A lot or a little?
The parents' guide to what's in this movie.
What parents need to know
Parents need to know that this Gwyneth Paltrow country music drama involves many mature issues that may not be appropriate for young teens -- including alcohol abuse, rehab, relapses, prescription-pill addiction, infidelity, and depression. A couple of scenes show couples about to have or having sex, but there's no nudity beyond a bare shoulder or back. Language gets stronger in the second half of the film, which features many more instances of "s--t," "a--hole," and their derivatives. Overall, the movie offers a strong warning about the consequences of alcohol abuse, but an even more central message is that love and fame don't always go hand in hand -- and that love should always win between the two.
- Parents say
- Kids say
What's the story?
Kelly Canter (Gwyneth Paltrow) is a six-time-Grammy-winning country music sensation -- but she's also an ugly drunk who was so intoxicated at a fateful Dallas concert that she ended up causing her own miscarriage. The movie's story begins almost a year later, as Kelly is prematurely withdrawn from rehab by her slick husband/manager, James (Tim McGraw), who's planned a multi-city tour culminating in a comeback Dallas appearance. James has lined up a young former beauty queen, Chiles Stanton (Leighton Meester), to open for Kelly, but Kelly insists that Beau Hutton (Garrett Hedlund), her "sponsor" from rehab who's also a singer-songwriter, come along as well. The four of them set off on the ill-timed tour, only to discover that Kelly isn't better at all and Chiles is more than she seems. Ultimately, if she can't overcome her demons, Kelly could lose not only her fans' loyalty but also her viability as a country superstar.
Is it any good?
Paltrow is believable as a superstar country singer who acts tough but is quite fragile. Her portrayal isn't a revelation like Sissy Spacek's unforgettable turn as Loretta Lynn in Coal Miner's Daughter, but between Paltrow's fantastic guest spot on Glee and this leading role, the Academy Award winner has been doing a great job of reminding audiences she can act and sing. A couple of scenes with McGraw feel more forced than intimate, and there are more than a few predictably maudlin monologues and conversations, but there's no denying that Paltrow is a powerful presence on-screen.

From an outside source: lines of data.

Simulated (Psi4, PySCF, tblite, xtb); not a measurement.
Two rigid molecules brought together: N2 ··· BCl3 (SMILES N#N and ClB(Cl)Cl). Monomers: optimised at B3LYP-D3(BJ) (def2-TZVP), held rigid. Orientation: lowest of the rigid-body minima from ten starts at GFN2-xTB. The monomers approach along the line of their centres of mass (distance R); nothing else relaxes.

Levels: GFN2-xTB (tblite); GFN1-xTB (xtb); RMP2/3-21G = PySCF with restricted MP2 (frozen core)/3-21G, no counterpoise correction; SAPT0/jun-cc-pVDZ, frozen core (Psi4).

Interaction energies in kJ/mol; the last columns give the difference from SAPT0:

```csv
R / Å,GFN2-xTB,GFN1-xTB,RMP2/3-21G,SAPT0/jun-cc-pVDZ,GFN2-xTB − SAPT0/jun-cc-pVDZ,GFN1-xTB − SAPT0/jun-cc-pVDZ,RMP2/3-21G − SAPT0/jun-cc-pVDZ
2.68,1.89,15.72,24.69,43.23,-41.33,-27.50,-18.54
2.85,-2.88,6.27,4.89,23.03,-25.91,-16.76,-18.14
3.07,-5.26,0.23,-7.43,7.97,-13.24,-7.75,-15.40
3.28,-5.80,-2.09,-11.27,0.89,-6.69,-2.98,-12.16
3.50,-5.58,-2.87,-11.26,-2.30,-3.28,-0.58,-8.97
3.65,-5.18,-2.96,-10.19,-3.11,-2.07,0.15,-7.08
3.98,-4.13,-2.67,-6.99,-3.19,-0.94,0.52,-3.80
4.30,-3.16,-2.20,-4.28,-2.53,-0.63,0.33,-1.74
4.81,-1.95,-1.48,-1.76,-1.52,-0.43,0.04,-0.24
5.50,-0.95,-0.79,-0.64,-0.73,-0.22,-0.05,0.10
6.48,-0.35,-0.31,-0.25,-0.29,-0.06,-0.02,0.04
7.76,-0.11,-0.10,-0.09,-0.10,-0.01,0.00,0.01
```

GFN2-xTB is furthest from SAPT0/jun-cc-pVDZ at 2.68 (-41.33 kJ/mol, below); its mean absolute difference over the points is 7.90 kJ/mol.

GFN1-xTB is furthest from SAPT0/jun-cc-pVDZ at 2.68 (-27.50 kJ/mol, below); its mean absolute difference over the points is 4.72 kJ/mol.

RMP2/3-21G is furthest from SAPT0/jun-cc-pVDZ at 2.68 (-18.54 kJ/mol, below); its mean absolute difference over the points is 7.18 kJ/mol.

All of that said, the emotional core of COUNTRY STRONG is definitely Hedlund, who plays a young singer unwilling to sell out with an intensity and vulnerability that was lacking in his performance in TRON: Legacy. His is the movie's only truly redeeming character -- a man who sees Kelly for who she is and is actually worried about her in a way that her own husband can't muster. Even more surprising is that Hedlund sang his own songs, just like Paltrow. Meester, meanwhile, nails the sugary-sweet public persona that hides the desperate ambition of a young woman who wants a big career. Still, despite the impressive singing and strong performances, some of the dialogue and plot turns are too hammy to make this a four- or five-star film.
Talk to your kids about ...
Families can talk about the movie's central message about love versus fame. Which wins out in the end? Do you think that they can't co-exist?
How does the movie portray the consequences of drinking? Do you think it's a realistic depiction? What did Kelly's alcoholism cost her personally and professionally?
How does this movie -- which is about a fictional singer -- compare to dramas you've seen about real-life stars? Are there any musicians that Kelly, Beau, or Chiles remind you of?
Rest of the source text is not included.